Mumbai: Country’s largest lender State Bank of India today denied receiving any communication from the British banking regulator asking it to convert branches in theisland nation into a wholly-owned subsidiary.
“That is all wrong. I have checked with our London branch and they have not heard from the Prudential Regulatory Authority (PRA),” SBI chairman Arundhati Bhattacharya told PTI in an interaction.
When asked whether the bank is open to the idea of subsidiary route, she said, without elaborating, that they would like to continue with the branch model.
Bhattacharya said that in fact, the British monetary authority has allowed SBI to open two more branches.
PTI had on Sunday reported quoting a PRA statement that deposit-taking foreign banks that want to remain a branch must have under 100 million pounds in account balances and under5,000 customers.
Under the new draft norms, the PRA that supervises individual banks, requires lenders from outside the European Economic Area to offer only minimal retail services to insulate them from any possible credit issues at their respective home markets.
While the Bank of England has not named any would-be affected banks, analysts say apart from SBI, another state-run lender Bank of India would also be hit.
The British operations are one of the largest for SBI’s overseas business with seven branches. SBI nets 18 per cent of its total business from its vast overseas operations and it is looking at taking this to 25 per cent over the next three years.
Bhattacharya said that she had a discussion with the regulatory authority and they said the decision on the issue has not been taken so far.

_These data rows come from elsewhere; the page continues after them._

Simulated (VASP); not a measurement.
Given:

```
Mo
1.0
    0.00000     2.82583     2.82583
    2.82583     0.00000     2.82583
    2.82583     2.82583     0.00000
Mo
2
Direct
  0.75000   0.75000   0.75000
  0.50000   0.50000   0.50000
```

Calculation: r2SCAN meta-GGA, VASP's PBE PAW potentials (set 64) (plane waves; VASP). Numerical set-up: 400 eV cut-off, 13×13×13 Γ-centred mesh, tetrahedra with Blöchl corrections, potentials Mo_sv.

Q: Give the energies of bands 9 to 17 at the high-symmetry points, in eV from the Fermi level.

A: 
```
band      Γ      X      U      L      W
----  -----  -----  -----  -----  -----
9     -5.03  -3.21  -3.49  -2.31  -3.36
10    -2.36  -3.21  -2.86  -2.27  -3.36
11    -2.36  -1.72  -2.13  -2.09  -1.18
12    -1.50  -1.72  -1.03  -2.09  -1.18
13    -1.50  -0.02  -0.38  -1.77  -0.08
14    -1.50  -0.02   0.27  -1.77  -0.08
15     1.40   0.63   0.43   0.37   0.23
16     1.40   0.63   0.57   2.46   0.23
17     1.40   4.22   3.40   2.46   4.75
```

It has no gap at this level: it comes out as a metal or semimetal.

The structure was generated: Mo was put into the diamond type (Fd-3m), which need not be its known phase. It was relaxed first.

“They have said whatever they do they will give us sufficient time. Even if they feel that we need to have a wholly-owned subsidiary, we will have sufficiently long time of three-four years to get the process in place and do the transition.
“But whether they will want us to do that at all, that also they have not taken a call, and it is something that they will determine later,” she added.
As of March 2014, SBI’s number of foreign offices rose to 190 from 186 in the previous year, spanning 36 countries.
These include 52 branches, eight representative offices, 110 offices of the seven foreign banking subsidiaries and 20 other offices.
During 2013-14, it forayed into two new countries in Botswana in Africa by establishing a subsidiary and in South Korea by opening a representative office.
At present, the bank gets 17 per cent of its total profit from global business and expects this to rise to 20 per cent this fiscal.
Last fiscal, the bank’s net profit fell 22.8 per cent to Rs 10,891 crore from Rs 14,105 crore in FY13.
Subsidiarisation is an expensive and cumbersome process. The RBI has already finalised norms for large foreign banks with over 20 branches to have local arms but is not rough-shodding over them but cajoling them to follow.
Since the 2008 global credit crisis, monetary authorities have been favouring local subsidiaries to ensure better regulation.
Under the new RBI norms, only three foreign banks – StanChart, HSBC and Citigroup – fall under the 20 plus branch categories.